Most of the storms which form over the great Niger River Bend, over Mauritania, Ghana, Senegal, Sierra Leone, Guinea and Cote Diviore, fade and are forgotten like drops of water in a dry riverbed. But a few cumulus towers collide with the cold air above 42,000 feet, forming anvil topped thunderheads. The anvils form because as the air rises the temperature and its ability to hold moisture drops. The flat lid marks the boundary between the humid troposphere and the arid stratosphere. And eventually, once the thunderstorms grow large enough and last long enough, their squall line of angry air passes yet another Sahal, this one the border between Africa and the tropical Atlantic Ocean.
Some 300 miles off the African coast, what was at first an easterly wave of thunder storms, sails past the Cape Verde Islands like a stately fluffy fleet of sailing ships of the line. And now it is persistence that chooses which storm will earn fame. Over time the friction between the troposphere below and the jet stream above convert the vertical heat engine of the thunderstorms into a horizontal sweep, gathering together squalls and storms and driving them in a counter-clockwise spin. Sometime in mid-August of 1775, as one spinning storm set sail for the new world, it became a nameless tropical depression over the open sea. It went unnoticed because there was nobody with a barometer close at hand.
S
When Christopher Columbus first invaded in the Caribbean, at the end of the fifteenth century, he found people across the region who revered a capricious god of storms known as “Hunrakan”, “Hurakan”, or “Aracan”. Having never heard of the Sahara or the Sahel, the residents of the Windward Islands of Martinique and Dominica, could not have imagined the source of the violence that assaulted them almost without warning on Friday, 25 August, 1775. So, of course, they ascribed it to the mysterious work of the god, this one named Hurricane.

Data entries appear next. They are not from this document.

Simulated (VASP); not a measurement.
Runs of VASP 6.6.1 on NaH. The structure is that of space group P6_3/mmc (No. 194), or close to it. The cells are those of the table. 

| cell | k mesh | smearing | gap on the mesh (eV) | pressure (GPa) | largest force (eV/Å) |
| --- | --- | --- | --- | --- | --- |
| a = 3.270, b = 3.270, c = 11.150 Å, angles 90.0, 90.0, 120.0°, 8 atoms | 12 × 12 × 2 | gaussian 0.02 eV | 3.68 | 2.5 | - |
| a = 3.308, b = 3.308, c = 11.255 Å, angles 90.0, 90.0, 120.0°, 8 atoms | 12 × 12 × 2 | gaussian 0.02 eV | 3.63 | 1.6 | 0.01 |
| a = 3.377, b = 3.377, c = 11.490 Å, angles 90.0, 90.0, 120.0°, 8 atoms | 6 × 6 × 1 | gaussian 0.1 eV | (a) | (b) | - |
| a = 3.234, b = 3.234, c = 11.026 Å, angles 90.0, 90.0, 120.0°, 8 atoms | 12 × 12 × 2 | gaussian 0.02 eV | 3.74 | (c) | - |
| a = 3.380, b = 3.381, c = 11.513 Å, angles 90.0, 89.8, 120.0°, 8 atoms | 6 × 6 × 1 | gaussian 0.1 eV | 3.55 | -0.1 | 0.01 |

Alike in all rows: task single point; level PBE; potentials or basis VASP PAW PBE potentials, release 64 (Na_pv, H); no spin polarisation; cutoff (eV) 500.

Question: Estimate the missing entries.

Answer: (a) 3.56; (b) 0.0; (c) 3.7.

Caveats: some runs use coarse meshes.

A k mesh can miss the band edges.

 A report from St. Croix described how ships at anchor desperately slipped their cables, seeking the relative safety of the open sea. It was as likely as not that such gambles resulted in an enigmatic death. Fifty years later the British Admiralty would estimate that each year 5% of all ships in the Caribbean were lost to such storms, taking as many as a thousand sailors each year to watery graves.
One such sailor, Captain John Tollemache of HMS Scorpion, fought this particular storm of 1775 as he crossed down the coast from British occupied Boston, to Bermuda. A week later, on Saturday, 2 September, 1775,  The Storm brushed across the outer banks of North Carolina, causing extensive property damage, taking 163 lives in the port of New Bern and destroying the corn crops of Parasquotank County.  The Williamsburg “Virginia Gazette” mourned that, “…most of the mill dams are broke, and corn laid almost level with the ground…many ships…drove ashore and damaged at Norfolk, Hampton and York”.  The British warship H.M.S. Mercury was forced from her blockade of Norfolk, “…and driven aground in shoal water.”  Patriots picked her bones and liberated her cargo, as a gift of the gale.
With its center still off shore this unnamed hurricane swept up Chesapeake Bay.  At 8 on Sunday morning, 3 September, Philadelphia was being pounded by a constant rain . The wind was from the Southeast and the barometric pressure dropped to 29.5 inches of mercury.  By 3 that afternoon the wind had shifted to the Southwest, and records speak of the “highest tide ever known” -  what modern weathermen and women would call a storm surge.   At Newport, Rhode Island, the wind shifted from the Northeast to Southeast between 10am and 2:30pm.  As that Sunday ended and the 4th of September began, the storm turned northwestward, and headed out to sea. There was only one landmass in the new world remaining between the hurricane and its ultimate fate over the cold waters of the Labrador Current; Newfoundland.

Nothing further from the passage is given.